Well, except that it IS a buffer, actually two buffers around a pot.

Sound card outputs are usually under 100 ohm source impedance. As long as you don't have shorted wires, or don't mind trouble-shooting when sound goes dead, you can stack lots of 10K or 22K loads on it, simply parallel ("Y-cords"). Ten 10K loads in parallel is 1K, and a sound card can drive 1K fine.

In for-pay audio, we have to be defensive. A radio station has to be on the air 24/7, even when some idiot helper like me is trying to get a tap of the main signal. Recording live concerts, there is always some kid who comes running up the same instant that the conductor goes on-stage, and wants to tap his beat-up MiniDisc player into the recording bus. And I myself have plugged outputs into outputs and wondered what was wrong.... So a "good" distribution amp has to be short-proof, and even isolate stray signals fed in the output so they do not leak into other outputs.

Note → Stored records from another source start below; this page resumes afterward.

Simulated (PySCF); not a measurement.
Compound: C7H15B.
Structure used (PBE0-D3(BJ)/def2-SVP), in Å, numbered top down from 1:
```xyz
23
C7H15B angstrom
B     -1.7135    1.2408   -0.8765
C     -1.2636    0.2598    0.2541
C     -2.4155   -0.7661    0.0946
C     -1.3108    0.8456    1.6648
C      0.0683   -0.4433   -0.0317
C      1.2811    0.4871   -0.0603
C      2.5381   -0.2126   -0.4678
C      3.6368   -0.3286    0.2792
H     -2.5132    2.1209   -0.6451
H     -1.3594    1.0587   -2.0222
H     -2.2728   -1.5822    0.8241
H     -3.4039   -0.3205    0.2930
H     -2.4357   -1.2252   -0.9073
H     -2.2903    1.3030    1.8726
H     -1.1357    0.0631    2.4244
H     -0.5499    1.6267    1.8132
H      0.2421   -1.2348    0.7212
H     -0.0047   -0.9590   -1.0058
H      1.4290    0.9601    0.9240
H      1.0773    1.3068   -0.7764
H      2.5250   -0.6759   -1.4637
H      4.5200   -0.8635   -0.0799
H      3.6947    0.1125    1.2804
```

> For PC, as declared by joensd in the first post, this might be considered as sufficient solution.

In general, one buffer with many build-out IS the best way, assuming you can find a beefy enough buffer. In broadcast the standard now is 60Ω build-out resistors, so if you might have a dozen shorted outputs (it is amazing what can happen in a large broadcast operation {at least this was true in analog days}) then your buffer looks a lot like a loudspeaker amp.

You may argue that a 074 is only good enough for PC music, and I won't debate that too much. Of the cheapo chips, I do like the LM837, if only because the output is beefier than the 074s. There are tons of better op-amps if that's what you want.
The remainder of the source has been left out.